When Can Debt Collectors Contact Family Members?
Debt collection agencies can contact family members or your place of work, but they have to be careful about what they ask about. Debt collectors may contact third parties like a cosigner to get your home address, phone number, or place of employment. Asking family members about your whereabouts and basic contact information is perfectly legal. But debt collectors cannot ask your friends or family members about other subjects. In fact, bill collectors can’t even mention your debt or how much you owe. They usually say they need to discuss a personal financial matter and that they’re trying to get a hold of you but can’t seem to reach you.
What Debt Collection Agencies Are Legally Permitted To Do
Though the FDCPA regulates debt collection agencies, there are still many things they are legally allowed to do. For example, they can seek payment on an expired debt or take legal action and sue debtors to try to collect payment. If they get a judgment against you in court, they can garnish your wages or bank account. They can contact you during reasonable business hours and send you letters, emails, and notifications about your debt with the aim of collecting as much of that debt as they can.
Many people who have debts have dodged a phone call from their lenders or are actively screening phone calls to make sure the caller isn’t from a collections agency. If you’ve done that, you’re not alone. But it’s best not to make a habit of dodging collection calls or not following up on collections activity on your debts. Ignoring the problem won’t make it go away. It usually gets worse and can come back to bite you in the end. There are negative consequences for ignoring collection calls. For example, your credit score may take a hit.
Legal Limitations of Collection Agencies
The FDCPA and other state and federal laws do provide protections to consumer debtors. These laws limit what debt collection agencies can do. They can’t show up at your workplace, arrest you, or harass you. Also, debt collectors can only contact a specific family member, friend, or neighbor once unless that person asks the debt collector to call back or if the debt collector reasonably believes it might learn new information about the whereabouts of the debtor.
Debt collection agencies can’t demand or request payment from third parties on behalf of the debtor. They also cannot berate, harass, threaten, or abuse family members or other third parties. You don’t have to take harassment from a bill collector and neither do others on your behalf. Debt collectors must identify themselves when they contact you and provide further information when asked. The FDCPA also prevents debt collectors from leaving messages with third parties. They can’t indicate that you have a debt, what you owe, or who you owe it to. Finally, they can’t ask about your bank accounts.
How To Stop Collectors From Contacting Family Members
The simplest way to stop debt collectors from contacting your family members is to pay off the debt. Though this may be easier said than done, start by assessing your financial situation and goals. Then, think realistically about how you can pay down your debts.

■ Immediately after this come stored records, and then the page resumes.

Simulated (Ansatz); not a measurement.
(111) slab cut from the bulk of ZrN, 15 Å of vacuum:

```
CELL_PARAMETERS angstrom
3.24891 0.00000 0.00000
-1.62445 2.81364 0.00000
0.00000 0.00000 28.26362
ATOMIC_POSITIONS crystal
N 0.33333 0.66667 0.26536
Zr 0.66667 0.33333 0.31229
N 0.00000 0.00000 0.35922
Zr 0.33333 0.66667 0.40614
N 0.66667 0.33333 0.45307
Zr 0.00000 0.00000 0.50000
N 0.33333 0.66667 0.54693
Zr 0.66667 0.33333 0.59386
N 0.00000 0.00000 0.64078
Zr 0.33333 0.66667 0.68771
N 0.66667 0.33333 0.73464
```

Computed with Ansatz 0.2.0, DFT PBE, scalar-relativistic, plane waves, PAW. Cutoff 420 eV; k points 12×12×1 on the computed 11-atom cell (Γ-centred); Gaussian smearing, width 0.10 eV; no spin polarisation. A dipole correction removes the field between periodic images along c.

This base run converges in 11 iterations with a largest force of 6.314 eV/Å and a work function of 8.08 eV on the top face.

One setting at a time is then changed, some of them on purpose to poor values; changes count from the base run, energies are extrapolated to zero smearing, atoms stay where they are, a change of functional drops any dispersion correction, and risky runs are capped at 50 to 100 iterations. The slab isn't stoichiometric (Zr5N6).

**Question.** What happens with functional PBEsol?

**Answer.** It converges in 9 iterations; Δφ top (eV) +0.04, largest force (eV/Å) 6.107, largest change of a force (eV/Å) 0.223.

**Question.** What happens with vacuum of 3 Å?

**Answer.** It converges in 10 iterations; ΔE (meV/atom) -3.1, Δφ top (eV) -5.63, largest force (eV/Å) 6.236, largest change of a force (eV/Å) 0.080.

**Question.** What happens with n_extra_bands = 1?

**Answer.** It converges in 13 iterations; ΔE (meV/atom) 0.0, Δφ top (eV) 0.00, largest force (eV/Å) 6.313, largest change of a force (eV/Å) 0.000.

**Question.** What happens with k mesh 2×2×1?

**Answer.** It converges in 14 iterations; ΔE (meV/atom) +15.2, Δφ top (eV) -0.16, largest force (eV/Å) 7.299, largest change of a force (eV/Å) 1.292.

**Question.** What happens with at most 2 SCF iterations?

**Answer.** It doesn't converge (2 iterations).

If you can’t pay the debt in full, there may be other solutions. You may be able to set up a payment plan with a creditor or a debt collection agency. But if you do, be sure that you will be able to stick to the payment plan. If you don’t, you could end up in a worse situation than before. Also, be aware that making a payment agreement can restart the statute of limitations. This means the debt collection agency will have more time to collect on that debt than before. Also, a broken payment plan may cause the debt collector to become more aggressive and escalate their collection efforts.
Contact an attorney for legal advice if you think that a debt collection agency has violated the FDCPA. Whether a debt collector is calling you, a family member, neighbor, or friend, it makes no difference. If they are harassing people, abusing people, or acting inappropriately by informing others about the details of your consumer debts or not properly identifying themselves, they may be violating the FDCPA. A consumer and debtors’ rights attorney will be able to assist you with potential claims.
Sending a Cease-and-Desist Letter
Debt collectors are persistent. Sending a debt verification letter or a simple cease-and-desist letter can stop debt collectors from contacting you. There are many templates available online including those from the Consumer Financial Protection Bureau (CFPB). The CFPB site also has FAQs and resources on personal finance, debt relief, and how to stop debt collection calls. Finally, your local legal aid organization may be able to provide form letters that you can modify as needed.
Where To Report FDCPA Violations
Remember, you have rights and you should use them when necessary. Take action if debt collection agencies are harassing you or your family members or neighbors about your debts. It’s a good idea to keep track of all communication you have with debt collectors and record any questionable behavior. You can also request validation of the debt to make sure it is a legitimate debt and send a cease-and-desist letter to get a collector to stop contacting you. Remember that you can also dispute inaccurate debts with the debt collector, the original creditor, and the credit reporting bureaus.
If you think a debt collector has violated the FDCPA, contact the Federal Trade Commission, your state’s attorney general, and the Better Business Bureau. Filing a complaint can help prevent future inappropriate or unlawful acts. Additionally, you may want to contact an attorney for a consultation. A debtor’s rights or consumer protection attorney may be able to stop the collection activity or negotiate a debt settlement. They might even be able to make a claim against the debt collection agency for FDCPA and other consumer protection violations and get some monetary damages for you from the debt collection agency.
While it might be frustrating or embarrassing to have a debt collector call your family or friends, it is legal. But the FDCPA limits what collectors can say to third parties and how frequently they can contact them. Also, you can take steps to limit this contact by sending a cease-and-desist or debt verification letter. If you have an attorney, debt collectors should contact them instead of you.
Debt collectors are not allowed to harass you or your friends and family. You can and should report violations of the FDCPA to the proper authorities. Stay calm, know your rights, and use the tools available to you to make collections activity a lot less stressful for you and your family.